Understand the advantages and disadvantages of zero-hours contracts, recent UK legislative changes, and good practices to follow
Contracts of employment, by definition, are legally binding agreements between an employer and an employee. They consist of express terms written into the employment contract and implied terms which are not expressly stated. Although employment contracts are governed by contract law, there are many statutory rules which affect employment contracts too.
This factsheet focuses on the contract of service, rather than a contract for services which might apply to a subcontractor or freelance worker. The factsheet provides introductory guidance on employment contracts and examines the items included in the written statement of particulars and their legal context. It also provides advice on drafting or amending contracts and varying the contractual terms.
It’s essential that organisations follow the law, but it’s also good practice to ensure that both employers and employees understand the basis on which employment has been agreed. Having a well-drafted contract should enable this to happen. Employers should familiarise themselves on the relevant points of law, such as employee status, the rules governing written particulars, equal pay and the minimum wage, fixed-term and part-time work, flexible working, parental leave and working hours.
What is a contract of employment?
A contract of employment is a legally-binding agreement between an employer and employee. For the UK, the term is defined by the Employment Rights Act 1996 as a contract of service or apprenticeship. Employment contracts consist of a mixture of express and implied terms.
Express terms are those which are actually stated in writing or given verbally. Written express terms are not restricted to written employment contracts but can include a number of other documents, such as a staff handbook.
The terms must meet any minimum legal standards such as the right to paid holidays and the right to daily and weekly rest breaks.
Any employee who has been employed for one month or more has the statutory right to a written statement of particulars of employment. This is covered in more detail below.
Other terms are implied into contracts. This may happen because the term is:
- incorporated by collective agreements (agreements with trade unions recognised by the employer)
- incorporated by workforce agreements (for example, agreements with the whole workforce covering breaks)
- incorporated by statute
- incorporated into individual contracts by custom over a period of time
- so obvious that the term is assumed to have been impliedly agreed
- needed to give ’business efficacy’ to the contract (that is, to make the contract work properly).
Examples of terms that are implied into a contract of employment include:
- a duty of mutual trust and confidence between the employer and employee
- the employer’s duty to provide a safe system of work and safe workplace
- the right to receive at least the national minimum wage (implied by statute)
- the right to a minimum period of notice (implied by statute)
- equality relating to men and women’s pay (implied by statute).
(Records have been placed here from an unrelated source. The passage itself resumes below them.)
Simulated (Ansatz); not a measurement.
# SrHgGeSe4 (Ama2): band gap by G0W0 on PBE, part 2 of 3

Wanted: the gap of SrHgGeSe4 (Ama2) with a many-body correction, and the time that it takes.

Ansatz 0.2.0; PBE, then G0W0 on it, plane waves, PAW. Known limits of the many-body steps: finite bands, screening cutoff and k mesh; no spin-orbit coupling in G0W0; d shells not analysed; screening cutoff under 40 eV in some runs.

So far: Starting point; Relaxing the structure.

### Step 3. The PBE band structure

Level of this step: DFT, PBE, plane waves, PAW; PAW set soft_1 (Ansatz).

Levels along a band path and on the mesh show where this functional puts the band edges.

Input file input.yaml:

As many terms as possible should be clearly set out in writing and given to the new employee before or when they start the job. This will help avoid uncertainty or dispute between the employer and the employee about the terms.
The legal position
A contract of employment is in many respects no different from any other contract that two parties might enter into. As such, it is governed by contract law, which means that there needs to be:
- an offer of employment by the employer, which should be clear and unambiguous and may be conditional
- acceptance of that offer by the employee
- consideration between the parties, for example the work done by the employee in return for the wages paid by the employer
- an intention to create a legally binding arrangement.
Our Terms and conditions of employment Q&As for CIPD members have more detail on contractual matters.
Types of contract
A contract of employment only applies where there is an employer/employee relationship. There's an important distinction between a contract of service, which is a contract of employment and a contract for services, which might apply to a subcontractor or freelance worker.
This factsheet focuses on the contract of service. Various tests are used to decide whether a person is an employee under such a contract, including:
- mutuality of obligation - does the employer have to provide work, and does the worker have to take work that is offered?
- control - does the employer control how the worker does the work, and do the employer’s disciplinary procedures apply to the worker?
- integration - how far is the employee integrated into the employer’s organisation?
- multiple - looks at a number of factors including 'substitution' (that is, can the worker send another person to do work for the employer on their behalf?)
It's important that employers make the relationship clear at the outset, not least because employees have many more rights in law than non-employees.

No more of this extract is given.